Make Fun Of The Kardashians All You Want. They Can Buy And Sell You.

Look what you’ve done, America. This is all your doing. Our celebrities used to do things such as act or sing. Sure, occasionally a person would slip through the cracks and experience their fifteen minutes of fame with no talent to back it up (Aaron Carter). We have, however, lowered our requirements a bit too far it seems.
Now all our celebrities need are semi famous parents and a large heinie.
I am, or course, talking about the new America royalty: the Kardashians. The name used to be known only as one of the 620 defense attorneys hired by OJ Simpson for that murder that he was acquitted of. Robert Kardashian wasn’t as electrifying as Johnny Cochran, nor was he as good at rhyming, so he, of course, did not receive the same notoriety as many other lawyers.
He was successful at reproducing, though.
Years later, this success lead to a reality show on the E! Network. I have never watched Keeping Up With The Kardashians, but E stands for entertainment, so you know it has to be good.
As far as I can tell, though, from commercials and the random things I see featuring them, the Kardashians are a family of people who are extremely rich and have no discernable talents.
I don’t mean that as an insult. They probably are better than me at many things. I have, for instance, never applied makeup to my face. They have. There’s one. They also are clearly better at marketing themselves since everyone knows of Kim Kardashian and when you type my name in Google it tries to correct you. Yes Google, I am sure I want to look myself up. It doesn’t make me pathetic, so stop judging me, you search engine.

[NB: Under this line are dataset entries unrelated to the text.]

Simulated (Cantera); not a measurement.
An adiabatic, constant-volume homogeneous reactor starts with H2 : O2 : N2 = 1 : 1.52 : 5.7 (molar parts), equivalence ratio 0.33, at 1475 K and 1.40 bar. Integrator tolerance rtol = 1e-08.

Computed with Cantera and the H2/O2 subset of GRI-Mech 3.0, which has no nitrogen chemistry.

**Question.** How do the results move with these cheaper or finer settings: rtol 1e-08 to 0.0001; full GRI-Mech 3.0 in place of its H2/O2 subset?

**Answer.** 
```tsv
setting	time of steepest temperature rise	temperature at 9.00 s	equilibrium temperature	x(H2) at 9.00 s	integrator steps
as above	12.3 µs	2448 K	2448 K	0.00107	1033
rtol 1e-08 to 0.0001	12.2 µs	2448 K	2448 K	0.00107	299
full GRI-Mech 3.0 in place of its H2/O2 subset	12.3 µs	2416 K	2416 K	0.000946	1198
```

I’m sure that Kim and the others (I know they have names, but are they really important for this story?) are very nice girls. They seem friendly enough and I don’t think that I would absolutely hate them if I met them. That is not, however, justification enough for them to get the kind of money they demand.
They earned $65 million last year. To put that into perspective, that would buy you approximately 65 million McChicken Sandwiches which would equal a world record amount of diarrhea. I would recommend that they do not spend their money this way.
The person who earns the most, it seems, is Kim. Good ol’ Kimberly gets $25,000 just to mention a company on her twitter account. There is no record showing how much she earns for saying bad things about a company on her twitter, but I would guess it’s still more than you would.
Kim also gets paid between $100,000 and $1 million to show up at an establishment. You want Kim to eat a Whopper with you at your local Burger King? That’s 100 grand plus the cost of said Whopper. She might even add cheese to it just to make you pay the extra fifty cents.
The moral of this story is simple: if you are having money troubles, it is completely your parents fault. They should have defended an “innocent” murderer so that you could have a reality show. Then you would have some port-a-potty company attempting to pay you a year’s wage for using their toilet.